Many of the colossal fortunes of the city have been created by the rise in the value of real estate. The rapid growth of the city during the past twelve years has greatly increased the value of property in the upper sections. Many persons who
but a few years ago were owners of tracts which were simply burdensome by reason of the numerous and heavy assessments upon them, and for which no purchasers could be found, have become very wealthy by the rapid increase in the value of their property. Many persons owning property of this kind sold at a heavy advance during the real estate speculations that succeeded the war. Others leased their lands to parties wishing to build on them. Others still hold on for further improvement. The Astors, A. T. Stewart, Vanderbilt and others have made a large share of their money by their investments in real estate.
A farm near the Central Park, which could not find a purchaser in 1862, when it was offered at a few thousand dollars, sold in 1868 in building lots for almost as many millions.

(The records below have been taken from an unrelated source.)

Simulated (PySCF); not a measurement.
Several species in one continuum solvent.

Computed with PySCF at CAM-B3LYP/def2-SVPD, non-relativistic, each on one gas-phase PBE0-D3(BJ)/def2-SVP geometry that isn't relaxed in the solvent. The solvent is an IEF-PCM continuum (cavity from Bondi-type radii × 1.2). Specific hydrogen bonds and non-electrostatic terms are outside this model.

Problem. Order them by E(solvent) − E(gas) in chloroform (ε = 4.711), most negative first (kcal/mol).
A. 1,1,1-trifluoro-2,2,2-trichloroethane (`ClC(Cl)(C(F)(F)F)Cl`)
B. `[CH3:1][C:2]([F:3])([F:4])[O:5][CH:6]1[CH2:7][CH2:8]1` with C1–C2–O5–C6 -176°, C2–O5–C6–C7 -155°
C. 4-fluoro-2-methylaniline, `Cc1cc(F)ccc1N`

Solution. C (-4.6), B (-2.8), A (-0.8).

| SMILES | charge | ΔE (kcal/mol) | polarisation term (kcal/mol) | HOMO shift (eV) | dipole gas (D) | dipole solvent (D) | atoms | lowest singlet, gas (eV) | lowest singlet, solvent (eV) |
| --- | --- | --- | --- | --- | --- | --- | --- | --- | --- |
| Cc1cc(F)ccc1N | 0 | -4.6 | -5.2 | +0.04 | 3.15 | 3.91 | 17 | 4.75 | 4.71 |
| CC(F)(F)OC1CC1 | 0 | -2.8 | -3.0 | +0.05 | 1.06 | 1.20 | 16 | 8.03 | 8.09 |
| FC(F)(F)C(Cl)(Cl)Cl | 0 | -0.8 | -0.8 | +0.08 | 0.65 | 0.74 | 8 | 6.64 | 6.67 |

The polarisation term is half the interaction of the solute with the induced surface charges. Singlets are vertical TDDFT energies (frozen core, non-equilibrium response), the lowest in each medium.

In 1860 a gentleman purchased a handsome house in a fashionable neighborhood. It was a corner house and fronted on Fifth avenue. He paid $50,000 for it, and spent $25,000 more in fitting up and furnishing it. His friends shook their heads at his extravagance. Since then he has resided in the house, and each year his property has increased in value. In 1869 he was offered nearly $300,000 dollars for the house and furniture, but refused to sell at this price, believing that he would be able in a few years to command a still larger sum.
XXXII. THE SABBATH IN NEW YORK.
On Sunday morning New York puts on its holiday dress. The stores are closed, the streets have a deserted aspect, for the crowds of vehicles, animals and human beings that fill them on other days are absent. There are no signs of trade anywhere except in the Bowery and Chatham street. The city has an appearance of cleanliness and quietness pleasant to behold. The wharves are hushed and still, and the river and bay lie calm and bright in the light of the Sabbath sun. One misses the stages from Broadway, and a stranger at once credits the coachmen with a greater regard for the day than their brothers of the street cars. The fact is, however, that Jehu of the stagecoach rests on the Sabbath because his business would be unprofitable on that day. The people who patronize him in the week have no use for him on Sunday. The horse-cars make their trips as in the week. They are a necessity in so large a city. The distances one is compelled to pass over here, even on Sunday, are too great to be traversed on foot.